Industry News
Mexico’s Urbi Teams Up With Aureos Latin America Fund
6 July 2010
(Dow Jones) July 6, 2010 – Mexican home-construction company Urbi Desarrollos Urbanos SAB said Tuesday that it has reached an agreement with Aureos Latin America Fund to boost its rent-to-buy option for home sales, aimed at potential buyers of low-income houses who aren’t otherwise eligible for traditional mortgage loans.
Urbi said that under the scheme, ALAF, as the private equity fund run by Aureos Capital Ltd. is known, will finance the initial stage of sales made through the rent-to-buy program.
Potential home buyers who don’t have access to mortgages through government-run housing funds Infonavit or Fovissste, or access to bank loans, can obtain a home and have six months to pay the first 10% of its value as a down payment. If that goal is met, the buyer qualifies for a mortgage loan from government housing development bank Sociedad Hipotecaria Federal, or SHF, covering the remaining 90%.
Urbi, based in the northwestern city of Mexicali, said sales through the accord with ALAF are expected to be equivalent to 12% to 15% of its projected revenue over the next four years. The agreement will complement its existing rent-to-buy program–Alternativa Urbi–which is expected to account for an additional 12% of revenue. Urbi sold 42,100 homes in 2009, generating revenue of 13 billion pesos ($1 billion).

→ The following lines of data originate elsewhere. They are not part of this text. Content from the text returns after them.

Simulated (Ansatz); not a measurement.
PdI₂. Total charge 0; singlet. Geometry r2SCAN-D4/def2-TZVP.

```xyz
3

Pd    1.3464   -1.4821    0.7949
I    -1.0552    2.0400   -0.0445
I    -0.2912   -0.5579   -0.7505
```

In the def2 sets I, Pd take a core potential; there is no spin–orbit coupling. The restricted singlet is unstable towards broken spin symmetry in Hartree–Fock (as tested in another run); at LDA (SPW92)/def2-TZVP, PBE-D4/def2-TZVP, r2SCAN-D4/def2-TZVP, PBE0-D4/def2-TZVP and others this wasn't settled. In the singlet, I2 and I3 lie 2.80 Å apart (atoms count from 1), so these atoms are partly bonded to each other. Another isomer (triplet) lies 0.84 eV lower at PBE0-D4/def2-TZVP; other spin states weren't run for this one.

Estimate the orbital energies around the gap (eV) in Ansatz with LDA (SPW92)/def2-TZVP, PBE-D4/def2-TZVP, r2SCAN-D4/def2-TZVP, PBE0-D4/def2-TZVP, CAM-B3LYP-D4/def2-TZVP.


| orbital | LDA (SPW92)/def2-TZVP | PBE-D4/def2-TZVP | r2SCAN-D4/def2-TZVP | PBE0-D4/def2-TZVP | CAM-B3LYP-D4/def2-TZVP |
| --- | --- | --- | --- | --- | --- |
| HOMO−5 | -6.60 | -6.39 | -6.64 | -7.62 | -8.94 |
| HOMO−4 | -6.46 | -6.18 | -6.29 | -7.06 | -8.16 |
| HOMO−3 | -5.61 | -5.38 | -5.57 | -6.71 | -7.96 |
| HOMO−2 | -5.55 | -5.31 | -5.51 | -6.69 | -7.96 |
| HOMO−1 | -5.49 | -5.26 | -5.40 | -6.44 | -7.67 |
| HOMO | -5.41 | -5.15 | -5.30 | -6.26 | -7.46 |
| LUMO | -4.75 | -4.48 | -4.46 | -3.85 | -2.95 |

Instead of Urbi keeping the homes in inventory for the six-month period, Aureos will pay Urbi and be the deed-holder through a trust until the buyer receives a mortgage loan. That will allow the company to increase its sales without further pressuring its working capital needs, Investor Relations Director Antonio Jorge said in a telephone interview. Urbi has limited its existing rent-to-buy program to 2 billion pesos ($154 million).
The agreement doesn’t mean the company is changing its guidance for 2010–Urbi is targeting 10% revenue growth this year–but it could help raise sales in the future, Jorge added.
Aureos said in a press release that the financing scheme “represents an excellent opportunity to invest in the low-income sector in a more efficient and profitable way. It also broadens the opportunity for foreign investors to enter a sector that generally has been dominated by domestic investors.”
The rent-to-buy option targets a large segment of the population made up of workers who have regular income but aren’t on payrolls, and therefore lack traditional housing benefits or access to bank loans.
The National Statistics Institute estimates that 12.5 million people are employed or work in the informal economy, out of a total workforce of about 46 million. That makes a large market for home builders to tap.
The government-run Infonavit, the country’s largest mortgage lender, also seeks to extend benefits to workers in informal employment. Infonavit said Tuesday it’s committing MXN500 million for up to 2,000 home loans to domestic workers, of which it said there are as many as 1.7 million in the country. The program would allow employers to register workers such as cooks, maids, or drivers with Infonavit on a voluntary basis, making monthly contributions on their behalf.